CWI: How did Braxton Bragg’s contemporaries view his prowess as a general? What impact did Bragg’s critics have on him, both personally and professionally?
HESS: The opinion of Bragg’s contemporaries proved to be one of his major and unsolvable problems. Newspaper editors tended to be excessively critical; many of his subordinate generals were recalcitrant and had no faith in his leadership. But, ironically, most Federal generals admired Bragg’s generalship, a handful of newspaper editors supported him, and many of his own generals retained an admiration for and a faith in him. Unfortunately, Bragg’s enemies were very vocal and his friends tended to be pretty quiet.
Historians had always portrayed Bragg as the instigator or the target of criticism and abuse, but have not been fair in assessing how the negative opinions of others affected Bragg’s own mind and morale. The truth was that the lack of faith in his plans among key subordinates dealt a devastating blow to Bragg’s self-confidence and his ability to command the Army of Tennessee. Some of his best-laid plans were spoiled by lack of cooperation.
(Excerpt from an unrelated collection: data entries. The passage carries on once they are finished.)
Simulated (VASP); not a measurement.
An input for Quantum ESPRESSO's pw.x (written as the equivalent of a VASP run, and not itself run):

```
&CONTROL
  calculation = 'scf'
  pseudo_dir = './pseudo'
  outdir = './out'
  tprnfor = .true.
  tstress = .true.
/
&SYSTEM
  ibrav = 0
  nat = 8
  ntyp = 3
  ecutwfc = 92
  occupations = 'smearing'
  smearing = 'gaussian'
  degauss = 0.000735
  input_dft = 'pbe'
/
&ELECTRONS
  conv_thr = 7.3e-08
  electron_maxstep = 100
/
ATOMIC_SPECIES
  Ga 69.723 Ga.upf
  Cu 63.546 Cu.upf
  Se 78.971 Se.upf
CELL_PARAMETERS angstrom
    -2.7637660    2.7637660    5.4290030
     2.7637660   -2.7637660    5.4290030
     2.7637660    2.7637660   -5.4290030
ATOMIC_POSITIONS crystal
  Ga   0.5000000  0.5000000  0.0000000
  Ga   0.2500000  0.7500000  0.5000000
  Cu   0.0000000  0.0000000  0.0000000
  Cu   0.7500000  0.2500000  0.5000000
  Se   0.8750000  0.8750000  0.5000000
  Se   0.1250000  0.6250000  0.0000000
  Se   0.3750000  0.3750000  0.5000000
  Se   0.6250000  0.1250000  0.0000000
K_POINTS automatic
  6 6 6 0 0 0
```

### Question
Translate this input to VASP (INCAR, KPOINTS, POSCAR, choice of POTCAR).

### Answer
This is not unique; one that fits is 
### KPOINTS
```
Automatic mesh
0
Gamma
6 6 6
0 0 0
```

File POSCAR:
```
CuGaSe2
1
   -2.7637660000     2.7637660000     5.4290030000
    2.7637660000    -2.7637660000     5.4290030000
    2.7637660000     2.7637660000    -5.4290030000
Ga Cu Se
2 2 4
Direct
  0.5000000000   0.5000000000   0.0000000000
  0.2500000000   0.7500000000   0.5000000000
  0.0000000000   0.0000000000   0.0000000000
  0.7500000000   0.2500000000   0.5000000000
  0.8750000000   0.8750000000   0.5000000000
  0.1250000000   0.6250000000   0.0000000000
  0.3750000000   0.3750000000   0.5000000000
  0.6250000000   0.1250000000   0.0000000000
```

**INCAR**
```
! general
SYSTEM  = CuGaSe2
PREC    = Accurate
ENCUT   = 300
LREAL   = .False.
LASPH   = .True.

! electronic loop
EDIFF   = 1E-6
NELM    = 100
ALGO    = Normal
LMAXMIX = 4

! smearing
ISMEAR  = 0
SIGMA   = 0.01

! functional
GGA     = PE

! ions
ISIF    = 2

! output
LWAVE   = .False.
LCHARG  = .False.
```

CWI: How have Bragg’s contemporaries shaped his place in American memory?
HESS: His vocal critics played a large role in shaping his place because historians have tended to pay a great deal of attention to them, taking their criticisms for granted without stepping back to look at him with balance.
CWI: What does a reassessment of Braxton Bragg’s personal and professional life tell us about the General and his larger significance in the history and memory of both the Confederacy and the Civil War as a whole?
HESS: Most importantly it tells us that Bragg was a human being with both strengths and weaknesses, not a cardboard figure. He had a loving wife who he was devoted to and he had talent as an administrator, vigor as a planner of strategic offensives, and was quite aggressive on the tactical level. By no means should we go too far in this and portray him as the Stonewall of the Western Theater, but every historical figure deserves a fair shake and Bragg has not yet gotten one.
Bragg was deeply concerned about his place in history and wanted to find someone to write it the way he thought it should be written. He failed to find that someone and refused to write his memoirs on the grounds that it would only drag up the old criticisms of him if his name was on the cover of the book. He also contemplated writing a history of the Army of Tennessee but never found the time to do so. In the end, he failed to contribute to shaping the history of the Confederacy even though he certainly was capable of doing so. Memory therefore tended to go against him.